In 2005, I went on a WWII tour of Europe planned by my daughter’s high school. The tour was planned to begin in England, then travel the path of WWII soldiers to the beaches of Normandy, through France, into Germany and end in Berlin. Our group actually did the trip in reverse, starting in Berlin.
Since I first read the Diary of Anne Frank as a teenager, the Holocaust captured my interest, and over the years I read a lot about it. I saw all the movies that haunted me for days afterwards: Sophie’s Choice, Schindler’s List. It was the human reaction of studying that which horrifies. There is so much about the Holocaust that just simply defies comprehension.
Mostly I wondered, how could people stand by and allow this to happen?
I know now; that’s a very simplistic question for a highly complex situation.
Today I share with you my impressions of my visit to Dachau, outside of Munich, Germany.
I expected the visit to Dachau to be painful—and it was. The suffering, fear, and oppression of the concentration camp is still palpable in the air at Dachau—from the moment I began to walk a narrow corridor beside the barbed wire fence towards the imposing guard tower at the entrance to the camp.
Inside the fence, a museum is housed in a large building that had been used by the Nazis for administrative purposes. Two rows of barracks that housed the prisoners are separated by a tree-lined street. Although all that remains of most of the barracks is their foundations, two have been reconstructed. As did many of the visitors, I began to walk down the street between the foundations to view the gas chamber (that was never used), the crematorium, and a chapel that were at the far end of the camp.
But I only got partway down the street and found I was unable to continue. I felt as if I was met with a wall of sadness and terror that I just could not pass through—even on a second attempt. Instead, I retreated to the museum and desperately searched for some kind of positive thing to set my mind around and pull me out of the quagmire that was overwhelming me.
Amidst photographs of emaciated prisoners, and displays of torture devices, and printed edicts of the Third Reich, I finally found a board depicting the solidarity of the prisoners—small things they did to support each other, small ways they resisted—it was one tiny light in a sea of darkness.
In some of the photographs of the camp in operation, I could see small saplings planted in the center front of each barrack. The trees are still there today, only larger, full grown, standing as sentinels at the front of each foundation and making it all very real.
I was so shook up at Dachau that somehow I only managed to get photos of the entrance into and exit from the camp, even though I took a lot of photos while I was there. I was particularly interested in getting a good photo of the Holocaust Sculpture and I took multiple pictures of it from different angles, even kneeling down at one point to shoot it against the backdrop of the sky. None of these pictures turned out. None of the pictures of the tree-lined road between the foundations of the barracks turned out either. I must have left the cap on the camera in my distress.
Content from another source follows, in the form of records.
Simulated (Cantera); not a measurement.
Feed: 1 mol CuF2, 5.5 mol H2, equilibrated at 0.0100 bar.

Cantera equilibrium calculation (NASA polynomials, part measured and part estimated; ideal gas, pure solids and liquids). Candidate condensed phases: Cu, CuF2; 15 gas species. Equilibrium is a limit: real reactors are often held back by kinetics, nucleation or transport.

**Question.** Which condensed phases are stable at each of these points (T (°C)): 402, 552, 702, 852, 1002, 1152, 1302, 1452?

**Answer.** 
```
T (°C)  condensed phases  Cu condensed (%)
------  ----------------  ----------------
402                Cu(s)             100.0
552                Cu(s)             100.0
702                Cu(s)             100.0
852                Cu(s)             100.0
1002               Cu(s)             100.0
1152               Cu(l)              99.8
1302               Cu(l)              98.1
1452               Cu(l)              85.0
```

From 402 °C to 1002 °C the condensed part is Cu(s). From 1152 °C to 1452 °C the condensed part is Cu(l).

I had expected to be disturbed by Dachau—and I was.
What I hadn’t expected, but probably should have realized, was that Hitler and the Nazis were the enemies not only of the Jews and Allies—but of the German intellectuals and leaders as well. When I hear the term “concentration camp,” the atrocities of the Holocaust come to mind and I immediately equate that term with mass executions of the Jews. What I often forget is that many of the victims of concentration camps were non-Jewish German citizens.
In Concentration Camp Dachau 1933-1945, editors Barbara Distel and Ruth Jakusch explain that Dachau was “primarily intended to eliminate all political opposition.” In addition to Jews, common criminals, homosexuals, “antisocials,” gypsies, clergymen, and “any citizens who made themselves unpopular with the regime were imprisoned there” (4).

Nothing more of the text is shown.